Pakistani court orders the Bin Laden family to be imprisoned, then deported
ISLAMABAD — A Pakistani court Monday ordered three wives and two adult daughters of Osama bin Laden to complete six weeks in prison for illegally entering the country and then be deported, the family’s lawyer said.
The lawyer, Mohammed Amir Khalil, said Judge Shahrukh Arjumand had sentenced the five women for violating Pakistani immigration laws and fined each of them about $110.
Khalil said they would be deported to their respective countries of citizenship by April 15.
“The date of arrest is March 3,” Khalil said. “They will serve another two weeks.”
Bin Laden’s three wives are currently under house arrest in Islamabad. Monday’s hearing took place under strict security as local authorities used the rented house where the family is being held as a makeshift court.
“The Interior Ministry has been ordered to make necessary arrangement for the family’s repatriation,” Khalil said. “I don’t think it will take more than two weeks to get their passports ready and for clearance” from the ministry.
Khalil said he did not plan to appeal the sentence.
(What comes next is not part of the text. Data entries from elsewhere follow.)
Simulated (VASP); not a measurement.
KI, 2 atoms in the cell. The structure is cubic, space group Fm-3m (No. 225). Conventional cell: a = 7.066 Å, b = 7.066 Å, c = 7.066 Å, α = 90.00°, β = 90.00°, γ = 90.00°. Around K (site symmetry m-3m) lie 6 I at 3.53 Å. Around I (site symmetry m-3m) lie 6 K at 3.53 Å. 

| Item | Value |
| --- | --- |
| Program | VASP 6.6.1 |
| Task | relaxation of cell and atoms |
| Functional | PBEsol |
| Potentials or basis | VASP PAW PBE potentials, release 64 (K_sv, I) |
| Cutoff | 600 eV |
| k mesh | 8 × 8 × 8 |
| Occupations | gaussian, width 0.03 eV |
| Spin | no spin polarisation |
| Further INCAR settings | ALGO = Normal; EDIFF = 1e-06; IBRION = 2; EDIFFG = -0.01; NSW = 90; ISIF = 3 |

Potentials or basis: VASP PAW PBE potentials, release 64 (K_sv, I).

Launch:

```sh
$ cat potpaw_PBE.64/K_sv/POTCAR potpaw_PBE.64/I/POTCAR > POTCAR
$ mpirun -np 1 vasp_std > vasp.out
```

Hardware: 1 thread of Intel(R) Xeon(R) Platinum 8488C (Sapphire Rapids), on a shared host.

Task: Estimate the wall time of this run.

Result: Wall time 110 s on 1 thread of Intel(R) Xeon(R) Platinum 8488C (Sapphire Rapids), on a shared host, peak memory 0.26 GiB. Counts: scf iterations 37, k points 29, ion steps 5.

“The wives had confessed to illegally entering the country,” he said. “Courts usually take a lenient view if confessional statements are made.”
The court documents named two of the wives as Khairiah Saber and Siham Sharif, both citizens of Saudi Arabia, as are the two adult daughters who were charged.
The third, and youngest, is Amal Ahmed Abdel-Fatah al-Sada, 30, who is from Yemen. She was wounded in the U.S. raid in which bin Laden was killed. It was unclear how many younger children were still with the women.
Analysts said the speedy conviction showed that the Pakistani authorities saw little advantage in continuing to detain the family.
“The wives have probably already told what they would have said publicly after their release,” said Omar R. Quraishi, the opinion pages editor of The Express Tribune, an English-language daily based in Karachi.
“The bin Ladens are also a security headache,” he added, referring to threats by Taliban insurgents last month to carry out suicide attacks against the officials, lawyers and judge involved in the family’s trial.
The wives have been in the custody of Pakistani authorities since May when U.S. Navy SEAL commandos stormed a house in Abbottabad and killed bin Laden.
The raid was highly embarrassing for Pakistan’s military and spy agency, the Inter-Services Intelligence Directorate, which has grappled with accusations of complicity in protecting bin Laden and of incompetence in tracking him.